Revolutionizing Ski Industry New Boards Could Make Average Skiers Experts

Tony Chamberlain Boston Globe

There’s a breakthrough in skiing - one that figures to at least shorten one’s stay at the intermediate level.

Ready for this? Skiing has its oversized Prince racquet, its magic new golf club. But the jury is still out as to its overall effect on the sport.

Parabolic-shaped, hourglass, or super-sidecut skis (marketers haven’t settled on a generic name) have undoubtedly changed skiing significantly enough in just a year to be called a revolution.

Experts throw away their poles and add to their precision carving the freedom of a snowboarder.

Intermediates overnight move off that plateau they’ve been on all those years, and suddenly feel the difference between a true carved turn and a turn skidded out at the end.

The difference is much more control in steeper ungroomed terrain than some ever thought possible. Back on groomed boulevards, you suddenly have power steering in your turns.

As for beginners, it is not just learn-in-a-day skiing. It is learning to make one’s first turns with a sense of very quick control over the skis, and thus almost none of the weight-back-bailout panic that has terrorized the novice. A revolution indeed.

But the question remains, will these new (and expensive) goodies bring hordes of new skiers into the sport, or hordes of ski retirees back in? Can the sudden ease of skiing, created by an equipment breakthrough, change the numbers significantly?

Certainly American Skiing Co. is pinning many hopes on the super-sidecut revolution. Parent Sunday River has always been a leader in early skier development, and so the new skis were a natural for an outfit that has always touted the learn-in-a-day approach to novice skiing.

But will revolutionary skis have a revolutionary effect on skiing?

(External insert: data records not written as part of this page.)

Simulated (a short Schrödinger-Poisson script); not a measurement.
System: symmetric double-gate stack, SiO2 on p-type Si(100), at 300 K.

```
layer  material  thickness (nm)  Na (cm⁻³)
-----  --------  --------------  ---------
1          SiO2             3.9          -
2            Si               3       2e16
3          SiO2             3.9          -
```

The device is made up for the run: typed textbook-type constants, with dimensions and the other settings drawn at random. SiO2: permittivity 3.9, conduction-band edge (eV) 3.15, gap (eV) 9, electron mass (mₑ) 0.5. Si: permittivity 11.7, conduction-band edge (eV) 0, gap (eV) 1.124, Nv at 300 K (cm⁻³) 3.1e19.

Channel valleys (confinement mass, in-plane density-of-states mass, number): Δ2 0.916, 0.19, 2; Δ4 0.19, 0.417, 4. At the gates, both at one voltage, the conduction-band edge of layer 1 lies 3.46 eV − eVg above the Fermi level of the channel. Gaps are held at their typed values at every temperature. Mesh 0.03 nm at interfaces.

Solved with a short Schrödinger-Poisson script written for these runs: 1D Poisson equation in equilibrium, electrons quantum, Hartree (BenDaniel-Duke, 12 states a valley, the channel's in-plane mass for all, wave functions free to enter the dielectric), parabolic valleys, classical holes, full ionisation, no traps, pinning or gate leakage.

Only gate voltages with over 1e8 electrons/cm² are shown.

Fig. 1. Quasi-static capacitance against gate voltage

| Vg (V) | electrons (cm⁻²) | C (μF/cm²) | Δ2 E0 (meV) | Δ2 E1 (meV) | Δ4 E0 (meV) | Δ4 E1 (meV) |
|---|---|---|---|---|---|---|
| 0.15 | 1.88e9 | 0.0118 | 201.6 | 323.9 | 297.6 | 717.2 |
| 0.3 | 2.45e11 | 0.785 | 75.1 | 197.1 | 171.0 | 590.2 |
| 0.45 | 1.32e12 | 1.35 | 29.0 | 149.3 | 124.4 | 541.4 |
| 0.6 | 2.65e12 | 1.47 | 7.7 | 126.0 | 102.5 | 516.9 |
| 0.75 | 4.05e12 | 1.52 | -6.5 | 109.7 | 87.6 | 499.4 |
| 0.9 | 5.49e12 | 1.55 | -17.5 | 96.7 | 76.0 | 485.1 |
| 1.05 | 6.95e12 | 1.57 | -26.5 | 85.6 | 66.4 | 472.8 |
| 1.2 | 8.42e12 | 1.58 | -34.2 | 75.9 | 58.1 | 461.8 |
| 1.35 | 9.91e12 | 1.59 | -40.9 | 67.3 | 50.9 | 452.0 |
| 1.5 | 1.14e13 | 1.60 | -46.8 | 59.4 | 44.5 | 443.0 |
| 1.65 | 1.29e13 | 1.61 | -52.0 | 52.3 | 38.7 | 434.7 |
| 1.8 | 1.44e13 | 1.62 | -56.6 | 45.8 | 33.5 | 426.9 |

There are some doubts. The current craze in golfing has not been created by the sport’s getting suddenly easy. People who go bonkers over golf love their growing skill and mastery over its toughness, continually dreaming and fantasizing about moving up to the next level.

Skiing has always been that way. Herbert Schneider recalls that, as he and his father, Hannes, were establishing the famous ski school at Mt. Cranmore, they would see the same skiers return year after year for instruction as they inched their way up the ladder of mastery over what was also once a very tough sport in which to excel.

It would take at least six years in ski school, Herbert said of those leather-boots-and-long-wooden-skis days, for a rank novice to become a solid intermediate.

A truly accomplished skier was a spectacle on the slopes. People would stop to watch him pass, amazed at the seeming effortlessness and grace of his turns. And most would ski on dreaming.

These days, skiers work their way quickly from novice to shaky intermediate to solid intermediate to terminal intermediate. Few work their way off that intermediate plateau that is marked by an inability to shift gears from easy to tough terrain and/or surface conditions.

Will a new generation of shaped skis that makes the sport even easier be a boon to skiing?

If they only make the easy easier, that will never fulfill the quest that has drawn people to skiing.